Young Europe II is the first project in the ETC's Young Europe series in which de Toneelmakerij participated. Young Europe II focused on multilingual creation and education with the goal of a multilingual European repertoire for young people. Youngsters were involved in the creation process and four new plays were written, connecting different languages and cultures and celebrating multilingualism. These texts were staged in seven different productions. For Young Europe II, de Toneelmakerij collaborated with Det Norske Teatret from Oslo on I/IK/EG. The tekst was written by Oscar van Woensel and the play was directed by Jonas Corell Petersen. The text was inspired by material collected from Dutch and Norwegian youngsters, who interviewed each other and made short films. About what they want, what they must and the fear of failure.

Young Europe III

After two highly successful editions of Young Europe, the third edition took place within the framework of ENGAGE, the four years program of ETC. Like the previous editions, Young Europe 3 had a strong focus on playwriting and the creation of new European repertoire for young people. The whole project was based on extensive research amongst youngsters in the participating countries, aiming to create documentary theatre. Nine ETC Member theatres developed seven new theatre texts for young audiences. De Toneelmakerij collaborated closely with Junges DT in Berlin and Weores Sandor Szihaz in Szombathely, around the common theme of rage. Within this framework, Dutch playwright Jibbe Willems has written the play Age of Rage, which de Toneelmakerij staged in the direction of Wieke ten Cate. Other plays that have been written are: Rage by Wilke Weermann; Fury Island by Attila Lőrinczy; Democrisis by Jules Buchholtz; Strange Things by Alexandra Salmela; Plan(et) B by Stefan Hornbach and Before Tomorrow by Péter Deres, János Antal Horváth, Illés Horváth.

Nadia

Daniel van Klaveren’s Nadia examines the process of radicalization. It does so through the eyes of best friends Nadia and Anna, two adolescent girls right in the middle of their search for identity and belonging. Their online lives play an important part in this search. Anna’s outlet is her healthy eating blog – but as time goes on, she starts writing more and more about the growing distance between herself and Nadia. Meanwhile, Nadia is searching online for the roots of Islam when she comes into contact with Brahim, a young man living in the caliphate. He promises her a new beginning in a place with brothers and sisters, where everyone is equal. When it comes to a confrontation between Nadia and Anna, everything is put to the test. Nadia raises pressing questions about young radicalization. Where does it start? And how has it come to be that large numbers of young people are feeling increasingly estranged in Western societies?

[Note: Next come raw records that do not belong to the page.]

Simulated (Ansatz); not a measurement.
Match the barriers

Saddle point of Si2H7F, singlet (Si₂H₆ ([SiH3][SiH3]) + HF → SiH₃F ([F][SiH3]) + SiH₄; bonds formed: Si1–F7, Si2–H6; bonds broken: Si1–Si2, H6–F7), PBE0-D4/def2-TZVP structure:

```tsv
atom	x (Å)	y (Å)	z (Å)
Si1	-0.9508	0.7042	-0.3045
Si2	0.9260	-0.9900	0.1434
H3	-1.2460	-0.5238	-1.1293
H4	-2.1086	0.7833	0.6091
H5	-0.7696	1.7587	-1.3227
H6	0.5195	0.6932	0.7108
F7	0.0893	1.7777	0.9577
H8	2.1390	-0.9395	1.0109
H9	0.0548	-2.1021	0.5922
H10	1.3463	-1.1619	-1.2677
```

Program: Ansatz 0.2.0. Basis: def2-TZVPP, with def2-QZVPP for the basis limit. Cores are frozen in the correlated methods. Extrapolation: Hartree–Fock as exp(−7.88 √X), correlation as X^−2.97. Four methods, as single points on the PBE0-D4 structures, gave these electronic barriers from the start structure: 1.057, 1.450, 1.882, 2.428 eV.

Theatre Café Festival/ European Writer’s Lab 

The 2014-2015 Theatre Café Festival was an international collaboration of Company of Angels / London, GRIPStheater / Berlin, de Toneelmakerij /Amsterdam and Imploding Fictions /Oslo. The collaboration aimed to select, translate and distribute the best European youth theatre texts. The chosen texts were presented in informal café settings in staged readings to an international audience of theater professionals, young people and other interested parties. After each reading, an aftertalk was held with the author, translator, actors and audience. De Toneelmakerij was the creator and facilitator of the European Writers Lab, which was part of the 2014-2015 Theatre Cafe Festival.